Even as Trump carried Wisconsin, Democratic U.S. Sen. Tammy Baldwin narrowly won reelection to her seat, and Democrats made inroads in both the state Senate and Assembly.
Here’s a closer look at how Wisconsin’s 2024 election unfolded.
Wisconsin’s largest counties didn’t have the last say
What happens in Milwaukee, Dane and Waukesha counties can go a long way toward who wins statewide elections in Wisconsin, simply because they collectively account for more than 1 million votes in a state where between 3 million and 3.5 million votes get cast.
This has been an especially good trend for Democrats in recent elections. They’ve run up the numbers in Dane and Milwaukee counties, and they’ve cut into the GOP advantage in Waukesha County, a place where a decade ago, Republicans dominated.
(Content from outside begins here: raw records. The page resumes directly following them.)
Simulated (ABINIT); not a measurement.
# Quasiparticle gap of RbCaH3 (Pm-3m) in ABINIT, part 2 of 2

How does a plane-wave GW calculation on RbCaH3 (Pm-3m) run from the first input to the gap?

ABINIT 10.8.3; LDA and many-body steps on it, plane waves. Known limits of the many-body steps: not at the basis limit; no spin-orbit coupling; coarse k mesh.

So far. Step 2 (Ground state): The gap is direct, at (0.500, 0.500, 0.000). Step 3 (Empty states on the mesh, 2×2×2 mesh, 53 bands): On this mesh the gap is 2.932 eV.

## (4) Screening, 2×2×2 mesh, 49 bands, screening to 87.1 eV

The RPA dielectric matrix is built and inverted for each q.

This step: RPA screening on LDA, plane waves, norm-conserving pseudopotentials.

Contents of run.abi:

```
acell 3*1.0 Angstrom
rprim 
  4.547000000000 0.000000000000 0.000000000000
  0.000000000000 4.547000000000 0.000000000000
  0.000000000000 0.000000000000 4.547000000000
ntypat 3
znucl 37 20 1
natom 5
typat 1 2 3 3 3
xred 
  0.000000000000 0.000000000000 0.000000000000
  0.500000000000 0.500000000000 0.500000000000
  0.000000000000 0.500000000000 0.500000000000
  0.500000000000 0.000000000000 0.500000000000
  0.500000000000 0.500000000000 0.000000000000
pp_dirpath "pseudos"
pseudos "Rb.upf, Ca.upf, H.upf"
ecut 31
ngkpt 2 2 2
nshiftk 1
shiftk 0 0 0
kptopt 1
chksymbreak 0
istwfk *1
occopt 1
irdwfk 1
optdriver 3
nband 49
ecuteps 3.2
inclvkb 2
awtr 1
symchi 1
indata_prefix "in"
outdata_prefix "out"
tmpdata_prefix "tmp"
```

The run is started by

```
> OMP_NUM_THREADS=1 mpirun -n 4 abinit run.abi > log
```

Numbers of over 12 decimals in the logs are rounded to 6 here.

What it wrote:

Democrats pushed hard for the suburban vote, and Trump got just 59.2 percent in Waukesha County this year, according to unofficial numbers. That’s low for a Republican candidate, but it didn’t spell doom for his campaign.
More telling, said Republican consultant Bill McCoshen, is that Trump’s numbers improved in Dane and Milwaukee counties, where he campaigned. One in every four Dane County votes went to Trump, which McCoshen said helped offset Harris’ advantage.
“In order to win statewide, we don’t have to win the county,” McCoshen said. “But we have to hit a certain number, and Donald Trump hit it.”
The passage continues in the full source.